Unable to save 1 little box of text

Discussions and Tech Support related to website data extraction, screen scraping and data mining using iMacros.
Forum rules
Before asking a question or reporting an issue:
1. Please review the list of FAQ's.
2. Use the search box (at the top of each forum page) to see if a similar problem or question has already been addressed.
3. Try searching the iMacros Wiki - it contains the complete iMacros reference as well as plenty of samples and tutorials.
4. We can respond much faster to your posts if you include the following information: CLICK HERE FOR IMPORTANT INFORMATION TO INCLUDE IN YOUR POST
bobbyd67
Posts: 15
Joined: Sat May 21, 2011 5:19 am

Unable to save 1 little box of text

Post by bobbyd67 » Sun May 31, 2015 1:43 am

Hi All,

VERSION BUILD=8920312
Win7
Firefox 36.0.1

What I am trying to do is search for a product on a website, then simply extract and save in a csv file the text description for the product.

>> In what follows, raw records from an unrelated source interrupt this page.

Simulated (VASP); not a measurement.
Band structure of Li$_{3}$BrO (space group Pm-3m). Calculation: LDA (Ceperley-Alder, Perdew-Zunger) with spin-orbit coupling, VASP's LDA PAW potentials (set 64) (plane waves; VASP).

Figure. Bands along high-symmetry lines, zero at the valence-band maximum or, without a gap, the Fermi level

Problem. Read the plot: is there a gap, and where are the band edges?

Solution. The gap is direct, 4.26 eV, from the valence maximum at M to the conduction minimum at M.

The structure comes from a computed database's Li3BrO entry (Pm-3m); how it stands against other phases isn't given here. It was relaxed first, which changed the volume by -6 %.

I have a bout 300 part numbers to search for.

This is the website it first starts at.
http://us.idec.com/Home.aspx

I then searches for product successfully, and lands at say this page: http://us.idec.com/Catalog/SearchResult ... 3G8JT22TFB*

You can then see the small text description on the page " Touchscreen HMI 8.4 inch TFT 65K Color SVGA 800x600 Black Bezel Ethernet USB Port ".

This is the decsription I need to save for each searched product.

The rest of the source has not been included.